Across the communications industry, it’s fairly common to hear or read about “distributed systems”. Yet, more often than not, as you dive deeper under the hood, the term doesn’t accurately describe the architecture/capabilities. In reality, most offer what is known as a “Hot Standby”. To better understand the differences of the two strategies, let’s first dive into how and why carriers build their infrastructure the way they do.
Hot Standby:
Carriers begin by selecting a Switch and then implement the selection of choice into a Data Center. However, when dealing with technology, you always want to ensure you have a backup or Plan B. This is to ensure if an accident or natural disaster occurs (i.e. power outage, network connectivity failure, broken hardware, etc) call traffic would redirect to the backup system. Therefore a “Hot Standby” is created, which is just an exact replica of the original softswitch.
If the carrier is more forward thinking, they install a “Hot Standby” in a second Data Center, however most do not, creating a single point of failure if that Data Center goes down. Judging by what happened with Vonage and Star2Star this last week, their interconnect was connected to only one data center. When it went down, their switch may have been still up but the connection to the data center was disabled, resulting in their customers being offline.
Pros and cons of a Hot Standby:
Pros:
- Easy to set up
- Easy to quickly add additional features
Cons:
- Idle servers - If each server cost you $10k, then you have a $10k expense sitting idly waiting to be used.
- Single point of failure
- When a failure happens, a manual reroute may be needed to the backup system
- Potential data loss due to time required for failover, as well as discrepancy between backup and live server state. This is a frequent cause of demise for these systems because they’re unable to reliably detect if a server is down or just running slower.

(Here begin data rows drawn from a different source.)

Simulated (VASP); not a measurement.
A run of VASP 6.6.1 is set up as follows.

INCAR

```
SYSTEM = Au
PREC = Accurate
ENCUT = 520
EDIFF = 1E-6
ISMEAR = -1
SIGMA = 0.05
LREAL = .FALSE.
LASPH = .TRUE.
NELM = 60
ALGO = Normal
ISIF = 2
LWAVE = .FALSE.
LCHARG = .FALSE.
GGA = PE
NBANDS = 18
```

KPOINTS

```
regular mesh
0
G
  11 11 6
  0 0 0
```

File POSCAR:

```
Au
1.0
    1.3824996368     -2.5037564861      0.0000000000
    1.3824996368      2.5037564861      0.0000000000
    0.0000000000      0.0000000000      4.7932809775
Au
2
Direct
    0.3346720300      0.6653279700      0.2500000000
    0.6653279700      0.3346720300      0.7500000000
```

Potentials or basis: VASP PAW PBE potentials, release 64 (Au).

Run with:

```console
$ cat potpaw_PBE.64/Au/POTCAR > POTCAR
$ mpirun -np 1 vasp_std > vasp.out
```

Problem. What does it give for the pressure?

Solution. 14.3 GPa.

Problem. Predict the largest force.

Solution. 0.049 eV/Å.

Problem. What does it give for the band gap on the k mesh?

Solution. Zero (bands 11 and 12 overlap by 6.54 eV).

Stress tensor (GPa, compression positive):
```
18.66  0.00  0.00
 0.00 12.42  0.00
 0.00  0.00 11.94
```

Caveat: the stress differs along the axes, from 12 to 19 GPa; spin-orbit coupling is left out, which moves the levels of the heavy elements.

- Stampeding herd. If the live server dies and 100s of calls get retried (because people retry their calls when disconnected), the standby server may not be able to handle the flood of calls. While normal calls per second may average 5-10, a burst of 100 calls due to retries could easily overwhelm a standby server and cause it to crash. That could then cascade to other failover servers, potentially tanking the entire infrastructure.
Distributed Approach.
2600Hz took a different approach and built a true distributed cluster amongst multiple servers in several data center.
First, we made sure all of our servers are in use and not sitting idle. Second, by operating numerous servers in multiple data centers, we removed any single point of failure through geo-redundancy. Third, because our call activity is distributed to the closest servers to the originating call, this limits latency and maximizes call quality. Fourth, the distributed cluster is treated as a monolithic switch, minimizing operational costs during scale. Finally, you can add nodes around the world to your cluster to keep calls and media on-net, reducing cost and increasing call quality.
So how do the pros and cons of a distributed system weigh up against hot standys?
Pros:
- All servers are in use
- Scaling to multiple data centers
- Geo-Redundancy
- Calls are routed to the closest Data center
- Reduce Lag
- Improve call quality
- Manage one cluster vs. single servers
- International expansion
- Keep more calls on-net
- Mitigates stampeding herds. Because retried calls will be distributed among remaining nodes, the impact on any given node will likely be negligible.
Cons:
- More complicated to initially setup
- Adding new call routing features can be tricky since they have to be distributed.
Disruptions with your customers service is less than ideal, so why are more carriers not utilizing a distributed cluster vs a hot backup? Mostly because distributed systems are harder to build. However once they are up and running, the long term savings, performance, and resilience to failures outshines any upfront cost. If there is an outage, will your system automatically failover? Will your service continue uninterrupted? Will all your data be saved? When you’re comparing systems, vendors, or carriers, make sure to ask the right questions.